The concept of orphans and vulnerable children (OVC) does not adhere to a universal definition and varies across countries in sub-Saharan Africa. The following definitions of a child, an orphan and of vulnerability have been adopted:
Defined by the UN Convention on the Rights of the Child as “every human being below the age of eighteen years unless under the law applicable to the child, majority is attained earlier.”
The official definition of an orphan is a child aged zero to 17 years whose mother, father, or both have died (World Bank OVC Toolkit). There are, however, other children who are referred to as social orphans even though one or both their parents may still be alive but who have been unable to perform parental duties because of illness or acute poverty among other reasons.
Vulnerability is viewed as “a high probability of a negative outcome” (World Bank OVC Toolkit), or an expected welfare loss above a socially accepted norm, which results from risky or uncertain events, and the lack of appropriate means to deal with them. Vulnerability leaves one at risk of exposure to stressful situations. The degree and type of vulnerability however, varies in each context and overtime.
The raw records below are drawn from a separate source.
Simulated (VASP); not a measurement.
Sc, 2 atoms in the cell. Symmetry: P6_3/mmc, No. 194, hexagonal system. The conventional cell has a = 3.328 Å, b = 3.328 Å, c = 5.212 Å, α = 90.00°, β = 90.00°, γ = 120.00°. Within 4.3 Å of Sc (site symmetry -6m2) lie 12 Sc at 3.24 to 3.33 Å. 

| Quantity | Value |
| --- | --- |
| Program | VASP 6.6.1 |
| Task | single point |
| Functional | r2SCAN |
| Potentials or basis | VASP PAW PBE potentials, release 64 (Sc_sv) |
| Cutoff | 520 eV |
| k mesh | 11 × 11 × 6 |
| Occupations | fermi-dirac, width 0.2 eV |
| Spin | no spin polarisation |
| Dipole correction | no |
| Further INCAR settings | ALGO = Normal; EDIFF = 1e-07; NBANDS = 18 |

A vulnerable child is defined as being under the age of 18 years and currently at high risk of lacking adequate care and protection. Accordingly, all children are vulnerable by nature compared to adults, but some are more critically vulnerable than others. “Child vulnerability is a downward spiral where each shock leads to a new level of vulnerability, and each new level opens up for a host of new risks. In other words, the probability of a child experiencing a negative outcome rises with each shock.” (World Bank OVC Toolkit)
Characteristics of children defined as vulnerable include those:
- orphaned by the death of one or both parents;
- abandoned by parents;
- living in extreme poverty;
- living with a disability;
- affected by armed conflicts;
- abused by parents or their carers;
- malnourished due to extreme poverty;
- and finally, those marginalized, stigmatized, or even discriminated against.
All vulnerable children have one common denominator: they have no reliable social safety networks on hand to depend upon in order to adequately manage the risk to which they daily exposed.